Lemma B.39.
If \(\langle(a,b)\rangle =\langle(c,d)\rangle\) and \(\langle(e,f)\rangle=\langle(g,h)\rangle\text{,}\) then \(\langle(a,b)\rangle+\langle(e,f)\rangle= \langle(c,d)\rangle+\langle(g,h)\rangle\text{.}\)
Section B.15 Properties of the Integers
For the remainder of this chapter, most statements will be given without proof. Students are encouraged to fill in the details.

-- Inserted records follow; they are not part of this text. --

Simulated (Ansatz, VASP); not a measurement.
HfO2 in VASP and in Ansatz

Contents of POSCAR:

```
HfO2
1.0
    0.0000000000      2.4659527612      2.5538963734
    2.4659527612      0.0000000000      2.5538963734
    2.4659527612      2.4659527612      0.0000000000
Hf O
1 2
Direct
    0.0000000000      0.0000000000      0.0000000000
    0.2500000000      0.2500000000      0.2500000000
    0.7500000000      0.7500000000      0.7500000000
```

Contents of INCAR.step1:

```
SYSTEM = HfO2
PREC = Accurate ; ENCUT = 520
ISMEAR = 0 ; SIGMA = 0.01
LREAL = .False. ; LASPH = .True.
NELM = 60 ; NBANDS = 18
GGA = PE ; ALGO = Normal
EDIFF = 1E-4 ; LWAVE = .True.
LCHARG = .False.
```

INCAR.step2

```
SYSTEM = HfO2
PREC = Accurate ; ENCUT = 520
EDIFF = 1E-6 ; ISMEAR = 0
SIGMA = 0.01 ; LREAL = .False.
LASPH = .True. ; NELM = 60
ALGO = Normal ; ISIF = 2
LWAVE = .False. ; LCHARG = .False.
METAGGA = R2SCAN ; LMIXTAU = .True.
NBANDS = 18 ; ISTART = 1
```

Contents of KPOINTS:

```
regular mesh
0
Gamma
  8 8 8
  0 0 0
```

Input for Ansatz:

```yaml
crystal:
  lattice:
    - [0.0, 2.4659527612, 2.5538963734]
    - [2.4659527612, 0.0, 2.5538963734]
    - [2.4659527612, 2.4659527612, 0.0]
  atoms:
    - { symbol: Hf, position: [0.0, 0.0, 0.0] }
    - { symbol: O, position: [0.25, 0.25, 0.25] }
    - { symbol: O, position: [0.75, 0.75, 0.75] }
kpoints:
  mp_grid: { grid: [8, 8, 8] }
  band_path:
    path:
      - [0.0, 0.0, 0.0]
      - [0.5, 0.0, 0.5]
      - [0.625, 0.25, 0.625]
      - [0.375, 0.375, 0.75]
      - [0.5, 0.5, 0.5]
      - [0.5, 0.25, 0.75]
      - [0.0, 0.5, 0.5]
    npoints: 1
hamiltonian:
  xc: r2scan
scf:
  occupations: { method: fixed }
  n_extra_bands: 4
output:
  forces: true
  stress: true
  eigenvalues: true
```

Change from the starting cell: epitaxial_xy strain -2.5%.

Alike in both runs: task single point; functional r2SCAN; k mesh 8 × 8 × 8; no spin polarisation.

We define a binary operation \(+\) on \(\ints\) by the following rule:
\begin{equation*}
\langle(a,b)\rangle+\langle(c,d)\rangle = \langle(a+c,b+d)\rangle.
\end{equation*}
Note that the definition of addition is made in terms of representatives of the class, so we must pause to make sure that \(+\) is well defined, i.e., independent of the particular representatives.
Proof.
Since \((a,b)\cong(c,d)\text{,}\) we know \(a+d=b+c\text{.}\) Since \((e,f)\cong(g,h)\text{,}\) we know \(e+h=f+g\text{.}\) It follows that \((a+d)+(e+h) = (b+c)+ (f+g)\text{.}\) Thus \((a+e)+(d+h)= (b+f)+(c+g)\text{,}\) which implies that \(\langle(a,b)\rangle+\langle(e,f)\rangle= \langle(c,d)\rangle+\langle(g,h)\rangle\text{.}\)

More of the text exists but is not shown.